This is one of the biggest mistakes new entrepreneurs make.😮
If you’re building a business, profit is what matters most. Don’t fall for the guru speaking about “7-figures” in sales revenue. I’ve known plenty of 7-8 figure business owners that lose money each year.
7-figures, 8-figures, etc… don’t mean anything if a business is barely staying in business, or bleeding cash each month.
So how do you maximize your potential to achieve more profit?
Sell expensive things.
As a business owner or hopeful entrepreneur, you’ve already accepted the fact that you’ll have to sell something. That’s business.
I see waaay too many of you wasting way too much time promoting and selling tiddlywink little knick-knack products and services that only earn a few bucks per sale.
You won’t achieve financial success by focusing on selling low-buck things, unless you’ve mastered the tactics of generating high volume sales. That means you’ll need to spend tens of thousands (maybe hundreds of thousands) per MONTH in advertising in order to generate the typical 10-15% net profit.
The only other alternative here is to have built a huge personal brand with a huge audience of willing buyers. That’s great if you’ve achieved this, but it’s not the norm. It’s probably not you.
Selling is selling. It’s literally the same skillset if you’re good at it. It’s definitely a skill you SHOULD invest in, and become great at.
It takes the same amount of effort to sell an expensive item or service, as it does to convince some cheap bastard to buy your cheap product or service.
Here’s an example I figured out 20 years ago, with one of my own businesses; selling custom wheels for cars.
Back in 2003, I thought it was a good idea to carry a range of wheels, from entry level (then about $999/set) and top-level forged wheels (then about $3000/set). More products the better, right?
Wrong.
Within a year I learned I was wasting much more time on the phone and in emails with the cheap buyers. They were obviously price-shopping, and didn’t care as much about service or my knowledge. They’d get info from me, and go buy elsewhere based on price.
Those $999 wheels only created about $150 in profit per sale (15%).
The expensive wheels created $750 in profit per sale (25%).
I would have to sell five sets of the cheap wheels in order to equal the profit of only one set of expensive wheels. Same amount of sales effort for both, actually more effort with the cheap buyers.
I stopped selling the cheap wheels. My business grew faster. I focused on serving only the highest quality brands and my marketing focused on service and expertise. Things high value customers respect.
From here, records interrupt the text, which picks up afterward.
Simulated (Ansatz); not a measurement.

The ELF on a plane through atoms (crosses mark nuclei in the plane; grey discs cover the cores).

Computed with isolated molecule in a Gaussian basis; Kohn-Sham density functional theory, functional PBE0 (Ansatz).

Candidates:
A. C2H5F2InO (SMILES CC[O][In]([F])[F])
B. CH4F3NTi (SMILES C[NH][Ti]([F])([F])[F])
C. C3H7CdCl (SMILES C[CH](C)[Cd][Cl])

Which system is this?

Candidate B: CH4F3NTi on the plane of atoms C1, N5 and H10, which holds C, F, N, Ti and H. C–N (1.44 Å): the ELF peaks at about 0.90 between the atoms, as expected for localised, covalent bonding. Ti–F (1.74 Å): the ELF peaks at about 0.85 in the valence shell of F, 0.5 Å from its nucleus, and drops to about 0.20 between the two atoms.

If you want the potential to earn more profit, look at selling the most expensive things you can. Become an expert in those subjects. Quit competing in the bottom market, with all the others who are too lazy to specialize in a higher product level market.
To those of you with already established businesses, you are likely earning 80% of your profit from only 20% of your best products or services… while wasting time on the other 80% of your products that barely move the needle. Don’t be afraid of dropping products off, especially low-performing (non profitable) ones.